/ 30 July 2021

Mokgoro was party to talks of his resignation

Premier Inauguration Of Job Mokgoro
Klingon: Job Mokgoro is resisting the North West interim provincial committee’s call for him to step down as premier. (Tiro Ramatlhatse)

North West Premier Job Mokgoro is fully aware of the decision that he must resign from his position, said the interim provincial committee (IPC). 

Sources in the province say Mokgoro is resisting the call for him to step down. 

The committee’s coordinator, Hlomani Chauke, said in an interview with the Mail & Guardian, that it was not necessary to brief Mokgoro on the decision taken by the IPC because he was party to the negotiations. 

The M&G previously reported that in June the national working committee instructed the interim provincial committee to hand over the names of three candidates to take over the premier’s position. 

The matter was to have been tabled for approval at the last NEC meeting but the discussions by the ANC highest decision-making body were overridden by the recent attempt at an insurrection in parts of KwaZulu-Natal and Gauteng shortly after former president Jacob Zuma’s arrest. 

“When we take these decisions, he [Mokgoro] is fully aware of the decisions of the structure, so we do not need to go back and say we have taken this decision. He has been part of the structure, he understands, he knows the systems of the organisation, he has participated at the level of the IPC when the decision was taken on a number of these things that confront his government,” Chauke said. 

ANC deputy secretary general Jesse Duarte has already received the names of three candidates the committee has recommended to take over Mokgoro’s position as premier. 

Insiders say two of the people put forward are the province’s speaker, Susana Dantjie, and finance MEC Motlalepula Rosho. 

Rosho, who is considered a favourite of President Cyril Ramaphosa’s supporters in the province, is said to be the leading candidate.

“Our interest is nothing else but to make sure that government implements what the ANC has fought and produced a manifesto to say this is what we are going to do for our people and if that government cannot do that, that government is not representing the views and aspiration of the ANC and our people, and that is where the tension comes in,” Chauke said. 

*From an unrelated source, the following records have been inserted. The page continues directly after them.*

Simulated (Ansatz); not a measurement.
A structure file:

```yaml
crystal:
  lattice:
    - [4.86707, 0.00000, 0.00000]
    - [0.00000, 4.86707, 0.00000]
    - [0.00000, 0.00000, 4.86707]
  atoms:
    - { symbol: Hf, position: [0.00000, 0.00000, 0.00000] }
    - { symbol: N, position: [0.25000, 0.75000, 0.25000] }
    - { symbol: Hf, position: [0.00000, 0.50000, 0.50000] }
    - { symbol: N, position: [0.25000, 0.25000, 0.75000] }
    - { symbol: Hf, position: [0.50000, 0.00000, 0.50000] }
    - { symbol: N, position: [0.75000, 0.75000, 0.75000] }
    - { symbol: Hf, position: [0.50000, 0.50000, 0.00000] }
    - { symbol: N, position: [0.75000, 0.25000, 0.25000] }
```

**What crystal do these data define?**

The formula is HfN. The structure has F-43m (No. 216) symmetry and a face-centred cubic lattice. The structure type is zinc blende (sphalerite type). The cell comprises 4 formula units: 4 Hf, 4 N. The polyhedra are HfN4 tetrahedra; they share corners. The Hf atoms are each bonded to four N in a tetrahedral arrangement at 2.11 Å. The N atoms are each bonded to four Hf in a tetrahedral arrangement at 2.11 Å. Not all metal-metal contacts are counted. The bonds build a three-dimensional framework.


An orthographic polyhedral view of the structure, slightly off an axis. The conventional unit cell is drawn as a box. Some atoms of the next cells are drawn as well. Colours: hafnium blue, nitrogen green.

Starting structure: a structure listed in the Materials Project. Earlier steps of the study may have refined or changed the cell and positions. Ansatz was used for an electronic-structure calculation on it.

The interim provincial committee has faced resistance from Supra Mahumapelo’’s supporters — led by Mokgoro — since it was appointed. It replaced the provincial task team that Luthuli House appointed when it dissolved Mahumapelo’s provincial executive committee. The interim provincial committee consists of members from both the PEC and the provincial task team.

Chauke said very little had changed in its strained relationship with Mokgoro.

Mokgoro was appointed to replace Mahumapelo as premier when the party dissolved the provincial executive committee and recalled him in 2018. Mahumapelo the suspended former North West ANC chairperson. 

The interim provincial committee suspended Mokgoro’s ANC membership in December for allegedly voting with the Democratic Alliance in the legislature in defiance of the ANC leadership. A disciplinary process has started in this regard.

Briefing the media shortly after this, Duarte said ANC leaders agreed that “there is no point in maintaining dysfunctionality. We have to move on. Also, we are having discussions, and there is a system of evaluating even the provincial government, at the moment.”

The continued strife among ANC political leaders in the North West municipalities has led to the collapse of many. The provincial government recently announced that some of its municipalities are candidates for dissolution, among them Ditsobotla, Ratlou, Ramotshere Moiloa, Tswaing, Kgetleng and Naledi. 

The national government placed the North West under section 100 intervention in 2018, which affected the administration of 11 departments.

Chauke said the relationship between the interim provincial committee and the premier is not healthy, which led to failure to coordinate municipalities. 

Chauke said human settlements is one of the departments that has been lagging in delivering services. 

But, said Chauke, with the intervention by the cooperative governance department, the administrators have appointed people to head up some departments and a director general to steer the ship. 

During his political overview at this month’s NEC meeting, Ramaphosa suggested that the NEC and the national working committee introduce a process of interviewing mayoral candidates to identify strengths and weaknesses once a list of three candidates has been submitted. He also suggested that the party focus on three key positions — the mayor, the municipal manager and the chief financial officer — of each municipality the party governs. A mayor, municipal manager and financial officer should only be confirmed for appointment after the department of cooperative governance and traditional affairs and the treasury have vetted them, Ramaphosa said.

Agreeing with the president, Chauke said: “It’s important that we don’t just deploy for the sake of it but [that] we deploy quality and capacity. The resistance we see in the North West is because of that failure. Some of them do not even know what the ANC stands for, some of them cannot read a budget. It’s a challenge and the intervention by the president is very important at the level of deployment that must happen across.”